From Dogpile to Deepfakes of Truth: What Happens When GenAI Meets Your Messy Data
Remember when solving a technical problem meant opening five tabs, three forum threads, and a frenzied blog post from 2009? We had our favourite search engines (I used Dogpile; no shame), and the ritual was familiar: cast a query, skim a stack of results, chase the golden nugget through page two, three, maybe four. It was detective work with patience.
Then came Generative AI. Same questions, fewer tabs. Ask, get an answer—clean, authoritative, often helpful. After a few wins, we start to trust it. It’s like having a senior developer who never sleeps… until it’s confidently wrong.
Developers already have a name for this: vibe coding. The model sounds right, compiles sometimes, and invents a configuration flag when it’s feeling brave. Fine when Stack Overflow is the source of truth—you test it, it breaks, you fix it. But what happens when we aim that same confidence cannon at our corporate data?
When AI gets access to your internal truth
GenAI plugged into enterprise systems feels like magic: “Summarise last quarter’s performance.” “Explain the drop in churn.” “Which products drove margin?” It answers in perfect prose, with charts that look expensive. If your data is clean and your master entities are stable, this is glorious.
If not? You’ve built a confidence amplifier for inconsistencies.
- Authority first, audit later: The model speaks in certainties; humans read the first draft.
- Aggregation hides drift: If “customer” means three different things across systems, GenAI elegantly averages contradictions.
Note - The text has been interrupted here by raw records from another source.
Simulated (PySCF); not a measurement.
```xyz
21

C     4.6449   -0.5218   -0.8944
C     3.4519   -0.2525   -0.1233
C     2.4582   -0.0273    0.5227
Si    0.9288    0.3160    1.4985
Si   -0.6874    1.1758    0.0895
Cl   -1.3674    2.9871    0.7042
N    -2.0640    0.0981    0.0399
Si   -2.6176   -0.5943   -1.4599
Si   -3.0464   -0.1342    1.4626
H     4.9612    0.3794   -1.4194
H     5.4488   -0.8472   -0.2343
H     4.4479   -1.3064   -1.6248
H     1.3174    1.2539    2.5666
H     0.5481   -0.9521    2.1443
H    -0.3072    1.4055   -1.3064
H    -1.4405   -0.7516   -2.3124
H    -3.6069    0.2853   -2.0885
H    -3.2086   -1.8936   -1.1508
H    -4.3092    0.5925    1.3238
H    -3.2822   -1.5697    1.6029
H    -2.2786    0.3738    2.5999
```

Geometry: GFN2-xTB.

- Plausible glue: Mismatched keys and stale reference data become smooth narratives—wrong, but smooth.
MDM: the boring prerequisite for useful AI
Master Data Management and data cleansing aren’t cosmetic; they’re the rules that stop “Alice Smith” being four different people, keep product hierarchies consistent, and prevent addresses, currencies, and statuses from playing musical chairs across systems. Without that foundation, AI doesn’t just make mistakes—it publishes them in well‑written English.
A quick sanity check Switch off every pipeline. Which master entities could you still trust tomorrow—Customer, Product, Supplier? If the answer is “depends which system,” you have an MDM problem, not a platform one.
Now the uncomfortable question: why don’t job specs say this out loud?
Here’s the twist. Skimming UK listings, you’ll find plenty of Data Engineer, Architect, and Analytics roles—but relatively few that explicitly call out “data cleansing” or MDM. The tooling parade is long (Spark, Snowflake, dbt), the quality work is a footnote, if present at all.
Why the omission?
- It’s not glamorous: “We prevent duplicate customers” doesn’t sparkle like “We stream billions of events.”
- One‑off myth: “We’ll cleanse during migration” (translation: we won’t revisit it).
- Ownership fog: If quality is “everyone’s job,” it becomes no one’s responsibility.
- Tool over outcome: Listing platforms feels concrete; promising “high‑integrity master data” sounds like homework.
So, are organisations confident—or just quiet? Two possibilities:
- They’ve nailed data quality and see no need to advertise it. (Rare, but bless them.)
- They’re under‑investing in MDM and cleansing, assuming modern stacks will magically fix semantics. (Common, and expensive.)
If the second sounds familiar, expect AI to amplify the wobble. Shiny pipelines are great. Shaky truths are costly.
A quick snapshot of UK job listings shows “data cleansing” appears, but not nearly as often as you’d expect given the stakes. Counts fluctuate and many boards scope by location, so treat this as directional, not definitive. Still, the pattern holds: tooling gets the headline; cleansing and MDM are quietly implied or omitted.
What to put in the job spec—no fluff
- Engineer: Implement and monitor data quality rules with automated alerts; design remediation playbooks.
- Architect: Define MDM patterns (golden records, survivorship, hierarchy management) and enforce propagation.
- Analytics: Model dimensions/facts against master data; treat KPI definitions as versioned contracts.
- Stewardship: Own core entity definitions; publish trust metrics (completeness, uniqueness, validity).
The punchline
Search engines made us sceptical; GenAI makes us decisive. That’s an upgrade only if your data deserves the confidence. Put cleansing and MDM on the critical path—and in the job descriptions. Otherwise, you’ll get authoritative answers that sound brilliant, cost real money, and quietly disagree with reality.
Single‑page snapshot: On one Reed results page (~12 postings visible), 2 explicitly used “data cleansing/data cleanse,” while ~10 leaned on adjacent phrasing (“data quality,” “preparation,” “migration”)—a suggestive gap, not a final verdict.